Why nonprofits can’t afford to ignore direct mail
Although nonprofit fundraising campaigns have decidedly taken advantage of digital channels, the merits of a direct mail initiative can’t be discounted quite so quickly. Social media and online platforms offer an array of benefits as well. They’re constantly accessible to those with Internet access and commonly integrate visually attractive graphics and video content.
That being said, not all digital content is as effective as direct mail can potentially be to draw in donors. This is especially true based on different demographics. In fact, a recent report from the research firm YouGov found that older donors are far more likely to contribute to a nonprofit organization through direct mail appeals than through other channels, such as social media. The differences are striking and should help inform future fundraising strategy that charitable groups create going forward.
Direct mail maintains dominance
According to the research, 21 percent of nearly 1,200 American adults indicated a direct mail appeal was the reason behind their most recent contribution. The likelihood of mailings hitting the mark with donors increases with age. The report found 25 percent of those 55 years old and above donated because of a direct mail prompt. As the age of donors decreases, the appeal of social media for fundraising projects is far more apparent, while only 14 percent of individuals between 18 and 34 were prompted to donate through direct mail appeals.

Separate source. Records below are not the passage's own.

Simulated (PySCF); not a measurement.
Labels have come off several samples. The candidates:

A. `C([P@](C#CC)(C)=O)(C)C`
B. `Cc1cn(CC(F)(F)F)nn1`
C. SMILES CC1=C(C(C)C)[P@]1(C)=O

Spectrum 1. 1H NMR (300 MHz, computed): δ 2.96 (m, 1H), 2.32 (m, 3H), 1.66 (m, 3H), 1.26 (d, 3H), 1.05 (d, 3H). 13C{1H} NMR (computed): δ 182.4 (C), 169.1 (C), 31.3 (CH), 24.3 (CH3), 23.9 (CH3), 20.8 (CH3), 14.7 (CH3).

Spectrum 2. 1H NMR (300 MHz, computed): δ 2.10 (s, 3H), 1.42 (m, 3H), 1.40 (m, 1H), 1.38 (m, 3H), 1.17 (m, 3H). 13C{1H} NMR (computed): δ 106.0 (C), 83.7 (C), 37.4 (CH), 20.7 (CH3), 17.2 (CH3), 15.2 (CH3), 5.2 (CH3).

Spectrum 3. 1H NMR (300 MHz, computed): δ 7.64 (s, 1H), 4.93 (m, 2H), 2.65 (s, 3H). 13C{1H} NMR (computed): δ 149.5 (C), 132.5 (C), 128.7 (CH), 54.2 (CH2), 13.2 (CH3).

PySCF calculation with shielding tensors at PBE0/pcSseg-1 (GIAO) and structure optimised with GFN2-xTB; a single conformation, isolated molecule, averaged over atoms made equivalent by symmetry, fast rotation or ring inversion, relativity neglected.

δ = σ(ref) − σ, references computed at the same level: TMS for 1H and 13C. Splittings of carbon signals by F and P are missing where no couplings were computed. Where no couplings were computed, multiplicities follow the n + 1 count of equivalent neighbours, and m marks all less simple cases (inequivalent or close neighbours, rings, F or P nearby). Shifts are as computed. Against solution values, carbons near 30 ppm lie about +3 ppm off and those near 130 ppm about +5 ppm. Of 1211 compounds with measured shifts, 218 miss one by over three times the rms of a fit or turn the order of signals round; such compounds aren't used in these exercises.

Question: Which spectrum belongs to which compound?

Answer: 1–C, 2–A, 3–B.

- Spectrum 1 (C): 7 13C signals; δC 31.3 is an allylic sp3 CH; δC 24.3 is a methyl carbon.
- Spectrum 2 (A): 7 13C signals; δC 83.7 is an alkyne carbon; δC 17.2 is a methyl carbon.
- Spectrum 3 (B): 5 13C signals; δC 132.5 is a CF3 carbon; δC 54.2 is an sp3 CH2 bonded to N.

Alternative channels prove less effective
Still, social media plays a less significant role in donations than many would have anticipated. Only 11 percent of the younger donors cited social media as the linchpin for contributing, while a mere 3 percent of the older demographic claimed the same. This kind of data is important for nonprofit groups as they continually develop their donor management strategy. Segmenting donors by their preferred channel of appeals is an effective starting point.
What to avoid with direct mail
By understanding that all segments are more likely to respond to direct mail appeals, nonprofit groups can create more targeted materials. For instance, many organizations utilize brochures to provide donors with more in-depth information about ongoing projects. However, the online nonprofit resource Future Fundraising Now indicated brochures may not be the ideal way to reach out to donors.
While contributors are largely in favor of nonprofit enterprises providing detailed information about campaigns and projects, the format often precludes a personal connection. The website highlighted the fact that fundraising projects should have a heavy focus on donors. For example, instead of emphasizing the great achievements the organization has accomplished, nonprofits should change the rhetoric to bring donors into the messaging. There needs to be a concerted effort to change the language to reflect how donor participation has allowed the organization to reach its goals. There is certainly a context for a brochure during direct mail campaigns, but charitable groups can’t forget the best practices in appealing to donors by neglecting to make them unmistakably part of the mission and process.
Going further, nonprofit entities need to make sure their call-to-action in a direct mail donation appeal takes the preferences of contributors into account. This means giving individuals the opportunity to donate by whatever means is comfortable for them, whether it’s by check, telephone, organizational website or social media. The Tribune, a local newspaper from San Luis Obispo, Calif., stated 79 percent of all contributions come in the form of a check, which means philanthropic groups shouldn’t be quick to discount the method of payment or push donors online. Accordingly, organizations need to have a rapid response strategy in place to offer a notification form to let donors know their contribution has been received and they don’t have to worry about fraudulent activities with the check.
With any new strategy, testing is crucial to discover whether messaging and formatting are effective. Direct mail is still an influential channel, but it needs to be used with smart strategy.